North Sea drilling day rates up, but some rigs leaving for other regions

Nov. 28, 2022
Despite increased take-up of North Sea semisubmersibles for drilling this year, the outlook for 2023 is less promising, according to Westwood Global Energy Group's RigLogix.

Offshore staff

LONDON  Despite increased take-up of North Sea semisubmersibles for drilling this year, the outlook for 2023 is less promising, according to Westwood Global Energy Group's RigLogix.

Overall North Sea semisub supply fell by 36% (17 rigs) between January 2015 and November 2022, following a prolonged lack of demand for semis, especially in the mature UK sector.

Demand for semisubs remains seasonal, with higher use in the spring and summer months.

However, in July 2022, committed utilization reached 90%, the highest figure recorded since June 2015 for the North Sea region. Demand has since fallen back to 78%, with nine semisubs idle, two of which are cold stacked.

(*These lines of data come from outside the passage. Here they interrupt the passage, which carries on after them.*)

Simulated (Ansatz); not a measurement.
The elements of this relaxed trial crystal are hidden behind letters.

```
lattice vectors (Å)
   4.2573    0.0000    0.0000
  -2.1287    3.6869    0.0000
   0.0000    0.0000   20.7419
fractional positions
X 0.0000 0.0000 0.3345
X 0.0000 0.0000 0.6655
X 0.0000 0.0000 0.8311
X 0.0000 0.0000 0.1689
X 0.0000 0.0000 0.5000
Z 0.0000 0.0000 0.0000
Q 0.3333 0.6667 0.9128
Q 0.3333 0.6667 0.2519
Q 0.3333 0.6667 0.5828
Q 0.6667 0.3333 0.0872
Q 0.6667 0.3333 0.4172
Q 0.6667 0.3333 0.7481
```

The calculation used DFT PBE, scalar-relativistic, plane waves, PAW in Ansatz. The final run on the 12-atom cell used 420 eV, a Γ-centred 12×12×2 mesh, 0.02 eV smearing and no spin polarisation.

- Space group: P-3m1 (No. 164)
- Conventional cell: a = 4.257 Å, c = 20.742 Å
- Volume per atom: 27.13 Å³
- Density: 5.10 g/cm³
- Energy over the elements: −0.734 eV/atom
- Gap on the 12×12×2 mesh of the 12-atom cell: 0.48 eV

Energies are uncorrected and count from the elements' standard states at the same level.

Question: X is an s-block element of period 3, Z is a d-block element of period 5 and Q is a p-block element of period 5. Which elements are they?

In numerous other parts of the world, utilization is consistently in the 90% range, according to RigLogix research director Teresa Wilkie, and this has led to an increasing number of rigs leaving or being outside the northwest Europe region for new contracts with longer terms and higher day rate potential.

The same applies to the North Sea jackup segment.

This year the Island Innovator and Deepsea Bollsta semisubmersibles have departed for campaigns offshore Africa, with two more rumored to be leaving next year for assignments offshore Africa and Australia.

This mini-exodus could lead to availability issues if demand for semis in northwest Europe recovers, which RigLogix predicts may happen from early 2024 onward.

In the year to date for 2022, new contracts in northwest Europe totaled 7,399 rig days (Norway accounting for 5,661 days and the UK 1,738), the highest since 2018 (7,592 days). During third-quarter 2022, the North Sea semisub market fixed 3,899 days of contract backlog, the highest for a single quarter since 2012.

Average contract duration also is increasing, currently 264 days this year, and day rates for recent fixtures too are higher. Transocean Norge could earn $408,000 under a new deal with Wintershall Dea and OMV in Norway, Wilkie suggested, and a recent fixture for the Transocean Barents in the UK sector could reportedly be above $300,000 per day.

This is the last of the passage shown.